Vehicles parked along North Street during school hours has caused a lot of issues for residents.
The long-standing issue regarding Hamburg High School students parking and congregating on North Street is one that both school officials and village administrators appear to be facing head-on in an attempt to curb alleged inappropriate behavior.

Hamburg Central School District Superintendent Steven Achramovitch stated at last Tuesday’s (Sept. 11) meeting that he and other school officials would meet Thursday (Sept. 13) with village administrators, including Hamburg Village Mayor Thomas Moses, at Hamburg High in an attempt to further formulate a specific plan to outline acceptable student parking and actions and to additionally quell concerns of neighborhood residents. Peter Danforth, who serves as the chairperson of the Village of Hamburg’s Traffic Safety Committee, said the committee and other individuals have been involved in investigating the aforementioned issue for more than a year, stemming initially from a phone call made from a resident who complained about unruly students smoking and using loud profanity on North while parked on the street, and additionally reacting in a nasty manner toward individuals who requested these youths stop such behavior. The Traffic Safety Committee was said to have surveyed local residents in an attempt to gain feedback into related items.

Danforth added Tuesday that it was stated at the Sept. 4 Hamburg Village Board meeting that a special committee, consisting of two North Street residents and a member from the Village Police Department, the Hamburg School District, the Village Board and the Traffic Safety Committee, will be formed to help generate an outlined plan.
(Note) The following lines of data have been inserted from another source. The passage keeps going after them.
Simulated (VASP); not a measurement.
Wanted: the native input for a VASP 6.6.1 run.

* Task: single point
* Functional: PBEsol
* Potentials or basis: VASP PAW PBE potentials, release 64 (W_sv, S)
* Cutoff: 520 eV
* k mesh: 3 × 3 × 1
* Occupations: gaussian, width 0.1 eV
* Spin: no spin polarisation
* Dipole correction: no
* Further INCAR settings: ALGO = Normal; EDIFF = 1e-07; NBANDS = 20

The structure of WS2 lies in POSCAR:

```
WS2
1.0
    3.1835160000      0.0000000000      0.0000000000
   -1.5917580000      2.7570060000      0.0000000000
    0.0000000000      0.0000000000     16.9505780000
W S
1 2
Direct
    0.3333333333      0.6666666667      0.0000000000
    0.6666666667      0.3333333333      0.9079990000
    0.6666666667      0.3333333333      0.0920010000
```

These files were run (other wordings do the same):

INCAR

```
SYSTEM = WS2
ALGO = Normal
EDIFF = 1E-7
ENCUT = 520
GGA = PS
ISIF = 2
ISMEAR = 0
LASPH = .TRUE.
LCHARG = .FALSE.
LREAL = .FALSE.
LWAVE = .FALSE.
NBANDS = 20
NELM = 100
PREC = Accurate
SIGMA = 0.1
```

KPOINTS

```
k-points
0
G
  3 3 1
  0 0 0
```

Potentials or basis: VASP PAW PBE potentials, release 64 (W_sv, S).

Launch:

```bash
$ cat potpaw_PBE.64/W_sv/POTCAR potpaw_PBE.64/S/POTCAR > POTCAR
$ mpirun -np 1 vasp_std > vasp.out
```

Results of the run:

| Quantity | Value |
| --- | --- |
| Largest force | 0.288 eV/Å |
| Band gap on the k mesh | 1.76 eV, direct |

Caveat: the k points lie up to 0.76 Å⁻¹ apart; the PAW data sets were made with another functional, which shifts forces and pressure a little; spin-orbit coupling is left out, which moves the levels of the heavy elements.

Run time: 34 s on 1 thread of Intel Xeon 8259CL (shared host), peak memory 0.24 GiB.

“It’s a serious matter and it’s something we have to get resolved,” Danforth said of the student parking issue.

It was stated at the Sept. 4 village board meeting that Hamburg High students who parked on North regularly blocked residents’ driveways and walked in the roadway, while using extremely offensive, vulgar language and littering. A petition with about 65 signatures had additionally been generated, a document that requested action be taken regarding the matter.

North Street residents who spoke Tuesday said that through the first week of the 2012-13 academic year- although issues still exist, there has been an overall improvement regarding student parking and behavior, thanks mostly to the steady presence of police officers and school administrators who enforce proper regulations. Nancy Connell additionally suggested that school officials place a limit on the amount of parking passes that are issued to Hamburg High seniors, a number stated to be 80. Connell added that she recently observed a group of students standing on the corner of North and Division streets at around 10 a.m., congregating for approximately 10 to 15 minutes while smoking cigarettes.

Fellow North Street resident Dave Grasso said overall student behavior is improving in comparison to “out of control” antics shown by youths during 2011-12.

“Hopefully it’ll continue to go in that (direction),” said Grasso, one of two individuals who at the village board’s Sept.4 meeting had volunteered to be a North Street member of the special committee.

Also Tuesday, the district was recognized for receiving an Environmental Stewardship Award through its Energy Conservation Program, as Energy Education Specialist Kaci Nowadly commended the board for its resourcefulness in savings.

As part of year one of the program, Nowadly stated, Hamburg generated a total energy savings of $90,496. Goals of the program were noted to be eliminating energy waste, maintaining the comfort and safety of the surrounding environment and saving money in the face of the rough economic climate. An independent software program, titled EnergyCap, was said to be used and reviewed by district staff, and adjustments in weather changes, building square footage and other areas were made.

A partnership was noted to have been formed with Energy Star, a move that garnered various environmental benefits. Additional district savings amounts included 472,000 kilowatt hours of electricity, to go along with a total avoided use of 4,013 cubic feet of gas.

Tuesday’s meeting did not feature the same amount of district officials’ stated disagreements as that of previous meetings, although a discussion item of Policy No. 3180, regarding school district standards and guidelines for Web Page Publishing, was brought up under agenda reports.

Board Member Holly Balaya encouraged fellow district officials to not use specific individuals’ names on such sites, adding that points could be made without name usage. Fellow Board Member Sally Stephenson said using a specific individual’s name on a district site cannot be done without first conducting a board vote that is approved through majority, with additional signed consent.

Several audience members asked district officials to work together in a more cohesive manner, to help identify and correct more pertinent problems facing those learning in the district.

A pair of district parents expressed dismay with their observations of class sizes at Hamburg Middle School being allegedly as high as 31 students in a section of English and 28 in advanced mathematics.

Additionally, Achramovitch noted that the start of the 2012-13 academic year yielded findings of kindergarten having a decrease of 38 students from 2011-12, as well as the Hamburg High senior class dropping to 280 students in the 2012-13 school year from 318 in 2011-12.

The next meeting of the Hamburg Central School Board will take place at 7:30 p.m. on Tuesday, Oct. 6 in the Hamburg Middle School cafeteria, located at 360 Division St.